Easy to admire but tough to love, Japanese quartet Lite deliver the sort of balance-troubling post-rock with math overtones that gets tech-heads in a giddy spin of pleasure, but the rest of us who savour the occasional melody wishing they’d ease off just a tiny bit.
Phantasia is the Tokyo-based band’s second long-player, and arrives after some impressive career developments: they played the Fuji Rock Festival, released a split CD with Funanori (who count ex-Minutemen member Mike Watt among their number), and have toured the UK twice. The latter with little accompanying fanfare, we presume, since their shows slipped DiS by.
Nevertheless, much on Phantasia indicates they’d be a great live act: ‘Ef_’ opens in tone-setting style, guitar lines frenzied but calculated exactingly, ‘Black And White’ rides a slow-build _a la Russian Circles before its inevitable upping of intensity, and ‘Fade’ bursts from the speakers in a proggy muddle of directions that’s several parts Yes and a dozen King Crimson.

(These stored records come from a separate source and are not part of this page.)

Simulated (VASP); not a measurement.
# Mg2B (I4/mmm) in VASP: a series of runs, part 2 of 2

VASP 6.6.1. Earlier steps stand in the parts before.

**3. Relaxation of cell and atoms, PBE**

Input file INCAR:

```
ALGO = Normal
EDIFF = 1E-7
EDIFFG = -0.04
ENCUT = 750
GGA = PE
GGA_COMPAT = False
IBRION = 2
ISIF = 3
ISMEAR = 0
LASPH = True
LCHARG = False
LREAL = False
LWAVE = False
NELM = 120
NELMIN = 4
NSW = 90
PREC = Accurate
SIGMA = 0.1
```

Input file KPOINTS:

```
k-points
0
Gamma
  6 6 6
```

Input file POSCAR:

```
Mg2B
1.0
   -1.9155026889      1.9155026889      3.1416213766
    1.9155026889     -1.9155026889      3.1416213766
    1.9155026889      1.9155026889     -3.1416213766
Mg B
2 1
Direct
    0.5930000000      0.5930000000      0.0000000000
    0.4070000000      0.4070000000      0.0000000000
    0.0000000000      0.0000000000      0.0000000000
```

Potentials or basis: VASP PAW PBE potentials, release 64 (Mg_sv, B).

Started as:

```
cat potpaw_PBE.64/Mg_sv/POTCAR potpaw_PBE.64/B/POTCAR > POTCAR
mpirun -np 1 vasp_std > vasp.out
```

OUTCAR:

However, the quartet suffer from a degree of one-dimensionality, despite the odd breather piece like ‘Solitude’; too much of Phantasia fails to connect on a level other than that of technical appreciation, unlike the more measured output of countrymen Mono, with whom a few parallels can be drawn. Neither act uses vocals, and both rely heavily on well-telegraphed shifts in time signatures. The difference is that one conveys great emotional weight, and the other merely the fact that they can play, y’know, fucking amazingly.
Lite – the other, if that wasn’t clear – to some will sound as enchantingly preposterous as Mirrored did last year, and there’s no doubting Phantasia’s more jazz- and prog-indebted passages will appeal to fans of ‘70s acts once derided for their cape-wearing ways and endless drum solos. But to ears that’ve been around this same old block a few times it’s maybe an instrumental album of astute prowess as its USP too many.
More soul, less skill: not something you’d encourage in too many bands, but Lite could try playing from their hearts more often than their heads if they’re after a decent audience come their third UK tour.